Or: "Let me try this from a different angle." Then offer a simpler explanation or an analogy.
Why It Works
Takes responsibility for the confusion rather than implying it's their fault. Offers to adjust rather than plowing ahead. Makes it safe to say "I'm lost."
The business translation
Client asks: "What's the difference between these two technical approaches?"
"Both accomplish your goal, but the trade-offs are different.
Approach A is faster to build. We'd be done three weeks sooner. But it's harder to modify later. Think of it like a pre-built house: move in quick, but renovations are expensive.
Approach B takes longer upfront but is much more flexible for changes. Like building custom: longer construction, but you can adapt it as needs evolve.
Given that you mentioned expanding features next year, I'd lean toward B. But if getting to market fast matters more than future flexibility, A makes sense. What's more important for your situation?"
Why It Works
No jargon. Clear analogy. Trade-offs framed in business terms. Connected to their stated goals. Asked for their input.
What bad looks like
The jargon dump. "We're implementing a RESTful API architecture with JWT authentication, using OAuth 2.0 flows for authorization..." Client is lost after the first phrase but too embarrassed to say so.
The patronizing oversimplification. "Don't worry about that. It's pretty technical stuff. Just trust me." Dismissive. Creates hierarchy. Insults their intelligence.
The extended metaphor that breaks. "Your data is a castle, and hackers are dragons, and the firewall is a moat..." By the time you get to the secret medallion at the drawbridge, you've lost them worse than if you'd just explained it straight.
The impatient expert. Client asks a follow-up question. Heavy sigh. "Like I said, it's because of the API limitations." This kills questions. Dead questions mean hidden confusion, which means expensive mistakes later.
The wrong-level assumption. "Now, I know computers are confusing, but let me explain in really simple terms..." If they have a CS degree, you've just insulted them. Always check before assuming.
Getting better at this
Start with an understanding check. Before explaining anything, ask: "How familiar are you with [concept]?" or "Have you worked with something like this before?" This prevents both over-explaining and under-explaining in one move.
Build an analogy library. For the concepts you explain regularly, develop two or three different analogies and test them with different people. Know where each analogy breaks down and be upfront about it.

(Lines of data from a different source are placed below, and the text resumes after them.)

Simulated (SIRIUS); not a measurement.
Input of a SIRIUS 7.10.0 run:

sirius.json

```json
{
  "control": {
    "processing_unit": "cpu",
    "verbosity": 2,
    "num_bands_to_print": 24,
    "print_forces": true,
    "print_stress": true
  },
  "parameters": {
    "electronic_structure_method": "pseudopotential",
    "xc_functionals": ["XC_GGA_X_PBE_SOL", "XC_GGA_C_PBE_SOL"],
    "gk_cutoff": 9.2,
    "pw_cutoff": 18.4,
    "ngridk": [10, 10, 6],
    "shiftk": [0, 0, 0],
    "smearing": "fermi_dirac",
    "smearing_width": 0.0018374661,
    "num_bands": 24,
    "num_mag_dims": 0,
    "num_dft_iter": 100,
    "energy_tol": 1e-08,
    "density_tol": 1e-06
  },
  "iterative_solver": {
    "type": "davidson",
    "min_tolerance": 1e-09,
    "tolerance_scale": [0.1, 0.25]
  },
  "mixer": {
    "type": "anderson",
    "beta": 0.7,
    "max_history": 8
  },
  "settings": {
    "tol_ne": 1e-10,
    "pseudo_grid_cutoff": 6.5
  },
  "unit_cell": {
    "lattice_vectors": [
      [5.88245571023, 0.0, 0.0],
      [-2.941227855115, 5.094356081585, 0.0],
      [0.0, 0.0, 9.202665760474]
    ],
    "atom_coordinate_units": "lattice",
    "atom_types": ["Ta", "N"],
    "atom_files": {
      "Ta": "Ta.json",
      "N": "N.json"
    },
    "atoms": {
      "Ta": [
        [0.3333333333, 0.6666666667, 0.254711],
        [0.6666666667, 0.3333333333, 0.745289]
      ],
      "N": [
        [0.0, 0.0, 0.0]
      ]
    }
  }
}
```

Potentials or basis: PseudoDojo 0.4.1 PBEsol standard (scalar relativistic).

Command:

Master the two-level explanation. Prepare a 30-second high-level version and a 3-minute detailed version. Deliver the short one first, then ask: "Would it be helpful to go deeper?" Let them pull the detail they want.
Watch for comprehension signals. Engagement, follow-up questions, rephrasing back to you: they're getting it. Blank stares, false nodding, avoiding eye contact: they're not. Adjust in real time.
Invite questions actively. "What questions do you have?" (assumes questions exist) is much better than "Does that make sense?" (which people always say yes to). Even better: "What part should I clarify?"
Check understanding without quizzing. "Just to make sure I explained that clearly, how does this fit with what you were thinking?" frames it as checking your explanation, not testing their comprehension. Nobody wants to be quizzed.
Remember what it was like to not know. What confused you when you were learning? What explanation finally made things click? What assumptions do you take for granted that beginners don't have? Technical empathy makes you a better explainer.
How this connects
This is closely related to knowing when to dive into technical details (calibrating depth), using analogies and visuals (your primary tools), reading the room (noticing when you've lost someone), and establishing expertise without intimidation (demonstrating competence without making people feel small).
Things to try
- Pick three concepts you frequently explain. Develop a simple analogy for each.
- Record yourself explaining something technical and listen back. Count the jargon.
- Next time you explain something, use the two-level approach: brief overview, then ask if they want more.
- After an explanation, ask the client: "Was that clear? How could I explain it better?"
- Explain a technical concept to a non-technical friend. Notice what works and what doesn't.
Your expertise is most valuable when it's accessible. Every time you explain something clearly without talking down, you're building trust, showing respect, and becoming a better partner. The goal isn't to make clients into experts. It's to give them enough understanding to make good decisions and feel respected in the process.